I don’t know about you but the top .001%, above/below and around that I’ve learned about, researched, viewed, encountered, and once admired, I now feel pretty bad for.

Money is a drug and can be the most harmful thing to people with no bigger mission. Up to a certain point, there should be a cut-off, a wealth ceiling of some sort. No one in the world should have billions to spend since. At that point, it is guaranteed to be spent on pure wants that they only have a reason for. The government (could) possibly put their vast amounts of wealth, or a quarter of it to better use such as paying down the national debt, cutting taxes or the giants should strive to donate it, eradicate hunger or fight climate change. Why are the ex-wifes of billionaires donating the most? Why not themselves? Instead, they refuse to and fund their lofty metaverse goals pouring $10 billion into projects to only lose it. At least that taught Metabook a lesson.

Up to a certain income, $75k, once our needs are met and we have all the necessities covered such as food, security, safety, and hopefully feel loved, after that, there’s only so much happiness you can acquire until you start feeling purposeless. With too much wealth, everything seems like a transaction not a connection. You are programmed to think in a way that happiness isn’t a part of.

If you want a relevant example on how money REALLY messes with your head, observe the Disney granddaughter who is making a documentary revealing how her own family and prior and current chief executives and top management earned millions in compensation plus stock options while theme park employees earned minimum wage, $15 per hour having to decide between paying for meds or living in their car.

With less, money means more. It is sacred since you have limited wants. It enhances the quality of your life since basic goods mean more to you in the short run simply for survival. As humans, we are needy and as consumers we are sticky. We want things ASAP and compare ourselves to the point where we don’t realize we are indebted to a stranger’s wants.

According to reports and Disney’s granddaughter, the family was as corrupt morally and internally with their wealth as the fictitious, Roy family on the hit show Succession. The Roy family battles over the successor for the CEO/Founder which happens to be the father. Throughout this series, the audience gets a glimpse into the family’s lives, turmoil, troubles, thought processes, dangers, roles, mental illnesses, alcoholism, bigotry, hatred, abuse, and drug abuse. I’m not one to watch TV, a materialistic item I can easily avoid, but Succession caught my eye as it portrays a striking message about how money can really mess with your head. Too much of anything is a bad thing.

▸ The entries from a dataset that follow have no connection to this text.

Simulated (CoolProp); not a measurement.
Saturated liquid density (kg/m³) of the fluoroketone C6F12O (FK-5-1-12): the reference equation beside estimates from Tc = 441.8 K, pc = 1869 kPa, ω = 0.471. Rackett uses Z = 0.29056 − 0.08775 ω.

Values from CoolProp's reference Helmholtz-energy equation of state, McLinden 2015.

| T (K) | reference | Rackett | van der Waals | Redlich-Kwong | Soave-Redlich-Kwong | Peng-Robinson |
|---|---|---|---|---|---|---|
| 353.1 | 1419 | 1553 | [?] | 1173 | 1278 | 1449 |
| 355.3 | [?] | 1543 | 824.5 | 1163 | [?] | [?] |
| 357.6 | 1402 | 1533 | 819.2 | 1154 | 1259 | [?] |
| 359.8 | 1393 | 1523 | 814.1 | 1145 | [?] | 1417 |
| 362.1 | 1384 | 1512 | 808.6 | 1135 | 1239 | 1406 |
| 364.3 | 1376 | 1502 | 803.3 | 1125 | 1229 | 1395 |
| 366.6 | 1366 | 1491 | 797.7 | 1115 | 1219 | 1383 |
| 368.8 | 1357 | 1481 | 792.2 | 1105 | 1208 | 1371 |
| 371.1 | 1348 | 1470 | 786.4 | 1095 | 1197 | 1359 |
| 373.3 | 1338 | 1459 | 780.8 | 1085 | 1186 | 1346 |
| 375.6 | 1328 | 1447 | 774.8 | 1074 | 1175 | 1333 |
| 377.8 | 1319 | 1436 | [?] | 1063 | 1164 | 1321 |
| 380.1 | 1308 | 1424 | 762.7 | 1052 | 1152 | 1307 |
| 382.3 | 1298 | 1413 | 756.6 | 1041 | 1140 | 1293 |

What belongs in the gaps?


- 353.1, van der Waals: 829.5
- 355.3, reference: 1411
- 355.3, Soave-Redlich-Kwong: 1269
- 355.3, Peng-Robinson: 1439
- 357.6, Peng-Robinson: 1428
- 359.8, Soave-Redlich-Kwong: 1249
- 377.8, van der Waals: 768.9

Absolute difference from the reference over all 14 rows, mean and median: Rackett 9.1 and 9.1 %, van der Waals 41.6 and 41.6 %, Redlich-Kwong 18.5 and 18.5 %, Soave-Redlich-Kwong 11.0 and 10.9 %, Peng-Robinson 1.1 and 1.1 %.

To spare your sanity, feel free to find out yourself what happens to the Vanderbilt’s, Anderson Cooper’s family, and the Murdoghs, which some say the Roy family is loosely based on.

In sum, be careful what you wish for. The grass isn’t greener on the other side. It will always look better because money is green.

If you have everything you need, that’s all you need. Real happiness is cultivated inside. If you want more, chase after it. No one is stopping you but remember earlier than later, too much of a good thing is dangerous.

Moderation with everything, especially earnings.